Anu Malik talks trendy, wears trendy. An interview with the music director who's now all set for a new role

Anu Malik: `I can't write music notations, and yet I'm a winner.' — Photo: Sampath Kumar G.P.

FROM TIME to time he changes his hat. And his hair. Sometimes, it's long and curled, sometimes braided, and at other times, short and trendy. Anu Malik, the music composer, who has enjoyed considerable commercial successes in recent times, loathes being left behind. His cool, punk makeover surely explains that. He has also been mostly in the news for all the wrong reasons — for alleged sexual harassment (remember Alisha Chinai?), plagiarising tunes, tampering with lyrics and for talking endlessly. But there's simply no denying that he's also made some lovely tunes. Like the catchy Ye kaali kaali ankhen from Baazigar and the wistful Baadalon mein chup raha hain chand kyon from Phir Teri Kahani Yaad Aayi. In fact, every film that he has composed music for in the recent times has become a blockbuster in terms of its music. For instance, Border, Refugee (for which he won a National Award), LOC Kargil, Murder, Main Hoon Na and many more. The big news is also that he's made music for Gurinder Chaddha's film, Bride and Prejudice.

After establishing his credentials as a music director, singer, and even actor (in the yet-to-be-released Waqt), he now plays a new role, as judge for the talent search programme on Sony TV, Indian Idol.

Tough days

It's not that Anu Malik dropped on to the music scene from nowhere. His father Sardar Malik a gifted composer failed to make it big in Bollywood. The son didn't have it easy either. He started out working for orchestras, assisting music composers, while nurturing an ambition of becoming a music director himself. This composer wasn't going to model himself after his father. "I took a vow that I would work with the best directors in the industry; and here I am. Today, I have my own identity through my music," says Anu.

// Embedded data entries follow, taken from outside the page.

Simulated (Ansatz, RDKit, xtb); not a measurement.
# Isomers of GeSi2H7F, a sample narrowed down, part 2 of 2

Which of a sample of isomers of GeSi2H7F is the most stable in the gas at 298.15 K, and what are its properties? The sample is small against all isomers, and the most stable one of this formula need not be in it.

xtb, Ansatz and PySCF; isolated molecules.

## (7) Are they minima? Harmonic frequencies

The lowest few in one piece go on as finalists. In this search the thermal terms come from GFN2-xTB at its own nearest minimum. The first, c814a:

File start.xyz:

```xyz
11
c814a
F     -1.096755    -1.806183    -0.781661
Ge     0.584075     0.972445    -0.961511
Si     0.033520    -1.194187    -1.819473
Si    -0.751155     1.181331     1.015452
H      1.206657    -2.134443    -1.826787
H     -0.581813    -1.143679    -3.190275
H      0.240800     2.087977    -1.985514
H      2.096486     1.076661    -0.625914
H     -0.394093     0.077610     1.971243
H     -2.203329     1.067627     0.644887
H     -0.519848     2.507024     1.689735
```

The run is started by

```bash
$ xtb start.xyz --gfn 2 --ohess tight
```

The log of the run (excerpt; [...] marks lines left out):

This image-conscious musician is very in with his language, body language, and appearance has had quite a roller-coaster career, even after hits such as Mard and Sohni Mahiwal. One flop in Ganga, Jamuna, Saraswati nearly did him in and he went into oblivion for a good five years. "I came prepared: I knew it wasn't going to be a cakewalk," he explains.In retrospect, Anu Malik can probably afford to talk the way he does. For, when he came into the scene, R.D. Burman, Laxmikant-Pyarelal, and Kalyanji-Anandji were calling the shots. It was probably Baazigar that made Bollywood sit up and take notice of him. After this blockbuster, many filmmakers such as J.P. Dutta came to Anu Malik for music. They went on to do several films together, including the award-winning Refugee.

The series of successes no doubt has given Anu Malik a great deal of confidence, but it also keeps him on tenterhooks. "My struggle has now taken on a different form. Earlier, it was to make a name, to get married... the usual things. There is now a greater emphasis to retain my position."

What is it like to work in a market that puts tremendous pressure to always produce a tune that sells? "Technology is ruling and there are some 50,000-odd composers, some of whom compose music on their laptops. I work with people who are technical wizards," says Anu.

The now sound

His music is upbeat, youthful, and has the now sound. Sure, it gets repetitive by the sheer volume being churned out and by the fact that the entire country now follows one brand of music: the A.R. Rahman brand. An alaap here, a violin flourish there, and lots of digitised beats and gizmo-generated music. As for the days, when the country listened to geniuses such as Pankaj Mullick, Naushad, S.D. Burman, R.D. Burman... perish the thought.

With the pan-Indian phenomenon called Rahman, the focus has now shifted down South. "That's a mistake," declares Anu Malik. "I think we made a mistake in modelling after him." But, he feels he's an exception. "All those who followed him made a mistake. I didn't because I always knew I make hummable tunes. I am a melody man and I put soul into the machine."

So how come such a melody maker hasn't been invited to score for an offbeat film? "I would love to do a Mughal-e-Azam, it's right up my alley." "It's because the way I dress and talk," he reveals, and goes on to complain about his being the victim of an image trap. And oh, how he would love to "jam with Kishori Amonkar!"

What about his knack for getting into trouble? What about all the accusations that have come his way, including from the legendary Nusrat Fateh Ali Khan and Bangladeshi rock band Miles, who said he'd pinched their tunes? "Certainly not. Nusrat saab and I shared a great relationship," he insists. Weren't Javed Akhtar and Majrooh Sultanpuri also fuming that he had tampered with their lyrics? "No. Then why would Javed saab continue to work with me? And Majrooh mama was like a grandfather to me."

On pointing out that there isn't any originality in his background scores either, a 60-second silence follows. "You understand what a time warp is? Well, you need to move with time. What about mobiles, computers... I'm sure you use them." Can't one be trendy without imitating? Aren't bands like Jung (Sayonee) proof enough? "That's what I'm doing," he insists, and adds his careergraph is just like Panchamda's, way ahead of his times.